Friday, February 19, 2010

Hooray for Local Food!

 

This beautiful bounty is my first order purchased from the Oklahoma Food Coop, which I've recently joined. It includes farm fresh eggs, grass-fed ground beef, grass-fed Italian pork sausages, bulk pork neck bones (awesome for saucemaking), super-healthy yogurt cheese, local organic honey, fresh organic radicchio, and a beautiful 25lb pail of local, organic whole wheat flour. I also ordered 36 strawberry, 26 tomato, and 20 pepper LIVE PLANTS, but those we won't pick up until March or April. 

As you may remember from my post about the movie "Food, Inc." I was pretty grossed out by the things I learned about the food industry in this country and started investigating other options for feeding my family. The Oklahoma Food Coop delivers in my area, and connects dozens of organic and certified naturally grown producers in our state, many of whom practice the humane techniques for growing livestock discussed in the movie. I already prefer to batch cook meals to save time, and so with a little extra planning, I could buy fresh, local, HEALTHY ingredients, spend a day cooking, and then be good to go for the month and know exactly what was in the food I fed to my family. 
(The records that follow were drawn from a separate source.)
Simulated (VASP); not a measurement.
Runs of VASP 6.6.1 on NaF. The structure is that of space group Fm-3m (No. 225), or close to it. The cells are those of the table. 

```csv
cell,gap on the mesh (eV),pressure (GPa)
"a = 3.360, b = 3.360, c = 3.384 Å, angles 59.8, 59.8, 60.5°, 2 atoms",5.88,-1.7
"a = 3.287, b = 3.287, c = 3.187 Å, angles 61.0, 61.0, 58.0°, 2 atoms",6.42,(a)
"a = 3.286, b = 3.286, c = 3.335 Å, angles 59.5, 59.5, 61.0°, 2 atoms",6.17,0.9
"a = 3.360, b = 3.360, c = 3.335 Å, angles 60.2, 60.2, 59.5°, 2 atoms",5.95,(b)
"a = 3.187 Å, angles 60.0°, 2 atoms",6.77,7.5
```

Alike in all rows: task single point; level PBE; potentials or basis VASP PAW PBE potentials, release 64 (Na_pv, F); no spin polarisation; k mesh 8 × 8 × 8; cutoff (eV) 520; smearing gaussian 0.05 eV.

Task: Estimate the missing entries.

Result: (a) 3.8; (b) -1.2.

This resolution also coincides with the March Challenge posted on Not Dabbling in Normal in which readers are being encouraged to try to avoid commercially processed foods for the entire month. For many of us, that will more likely mean cutting out as much as we can. I've already taken steps to make more basic staple foods from scratch, like our bread, and I'm planning to tackle pasta next month. With the meats pictured above, I plan to make a large batch of marinara sauce (from my grandmother's recipe) and meatballs. The sauce will be used for spaghetti, pizza, and lasagna that I'll be making next month. The wheat and honey will be used for our daily bread, which I make about twice a week. Once we start harvesting greens, dinner salads will be a big staple, too. I whipped this up last night:


 
Chicken salad with the local radicchio and hard-boiled eggs, and a homemade honey mustard vinaigrette. The chicken, while not locally raised, WAS humanely raised cage-free organically and I bought it at WALMART of all places, for the same price as the commercial stuff.  

Check out Local Harvest.org for sources of local foods in YOUR area, and give responsible eating a try. Supporting local business, eating more nutritious, better-tasting foods, being good to the environment...what's not to like?